UX Sofia 2025: Notes From the Quiet After
Public Speaking, UX, AI
Daniel Mitev
6 min
Jan 19, 2026
UX Sofia 2025 created space for reflection at a moment when the role of UX is actively shifting. The conversations centered on judgment, responsibility, and how designers create value as AI becomes embedded in everyday work. This article reflects on the experience, the discussions that stood out, and the lessons that feel durab
Why It Took a Week to Write This
It took me a full week to sit down and reflect on UX Sofia 2025.
Some experiences need distance before they make sense.
Good events leave residue. They follow you into workdays, quiet evenings, and half-formed thoughts that only connect later.
This one stayed with me longer than expected.
What UX Sofia 2025 Felt Like
The announced topic was clear.
The skills of UX designers of the future.
Inside the room, the conversation moved deeper.

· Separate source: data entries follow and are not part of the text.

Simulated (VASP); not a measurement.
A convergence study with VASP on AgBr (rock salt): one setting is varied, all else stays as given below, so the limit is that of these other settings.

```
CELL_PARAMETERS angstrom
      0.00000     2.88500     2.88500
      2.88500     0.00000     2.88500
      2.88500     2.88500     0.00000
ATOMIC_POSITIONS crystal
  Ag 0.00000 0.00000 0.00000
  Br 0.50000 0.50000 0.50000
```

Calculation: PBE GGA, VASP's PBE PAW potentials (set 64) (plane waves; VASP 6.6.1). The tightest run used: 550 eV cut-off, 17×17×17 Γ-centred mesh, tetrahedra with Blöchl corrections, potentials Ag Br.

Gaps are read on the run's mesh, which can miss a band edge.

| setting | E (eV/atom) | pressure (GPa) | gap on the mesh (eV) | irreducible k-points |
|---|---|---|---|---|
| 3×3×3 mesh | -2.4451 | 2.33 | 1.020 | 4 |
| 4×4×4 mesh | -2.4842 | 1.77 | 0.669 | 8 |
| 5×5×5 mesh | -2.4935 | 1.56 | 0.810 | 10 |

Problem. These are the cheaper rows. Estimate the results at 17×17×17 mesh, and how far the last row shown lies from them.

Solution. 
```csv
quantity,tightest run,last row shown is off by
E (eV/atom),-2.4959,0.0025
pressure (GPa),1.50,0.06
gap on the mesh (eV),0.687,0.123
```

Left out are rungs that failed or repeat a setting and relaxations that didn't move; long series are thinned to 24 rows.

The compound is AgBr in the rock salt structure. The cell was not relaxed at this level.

People were already living through the shift. They came with lived questions shaped by real projects, real pressure, and real responsibility.
The focus was practical. The mood was honest.
The Shift Already in Motion
AI is already part of the design workflow.
It drafts. It generates. It organizes. It accelerates.
The effect is visible in how quickly work moves and how much output is suddenly possible.
What changes is the role designers play inside that speed.
Design value moves earlier in the process:
Framing problems
Choosing what to ignore
Deciding when something is good enough
Knowing when automation should stop
Key insight:
As execution becomes faster, decision quality becomes more visible.
The Questions That Filled the Room
The most common questions shared a pattern.
Where should my attention go now?
How do I evaluate options when AI produces many acceptable ones?
How do I know when a solution fits reality instead of just looking correct?
These questions point to maturity.
They come from people already working inside complex systems.
Why Judgment Keeps Coming Up
Judgment appears where:
Metrics conflict
Context shifts faster than documentation
Users behave differently than expected
Systems technically function while people struggle inside them
These moments define UX work at scale.
They require experience, restraint, and accountability.
They cannot be delegated without consequences.
Key insight:
AI increases speed. Judgment protects outcomes.

The Importance of Being Together
What made UX Sofia 2025 meaningful extended beyond the talks.
It was the conversations between sessions.
The shared recognition that everyone is adjusting at the same time.
The sense of alignment across different companies, seniority levels, and disciplines.
These gatherings slow the industry down just enough to notice what matters.
Appreciation
A sincere thank you to Dimiter Simov and Angelina Toneva from Lucrat Bulgaria.
You created an environment that encouraged clarity, openness, and thoughtful exchange.
That kind of space supports learning in a way slides alone never can.
What I’m Taking Forward
A few things feel settled after UX Sofia 2025.
UX is increasingly about system behavior rather than individual screens
AI amplifies existing strengths and existing weaknesses
Designers who understand trade-offs remain central to decision-making
Responsibility now defines relevance more than output volume
These shifts are already underway.

Closing Thought
UX has always evolved through pressure.
Tools change. Expectations change. Constraints shift.
What stays constant is the need for people who can think clearly when complexity rises.
UX Sofia 2025 reinforced something simple.
Relevance grows when designers slow down at the right moments and choose carefully.
That is where meaningful work continues to live.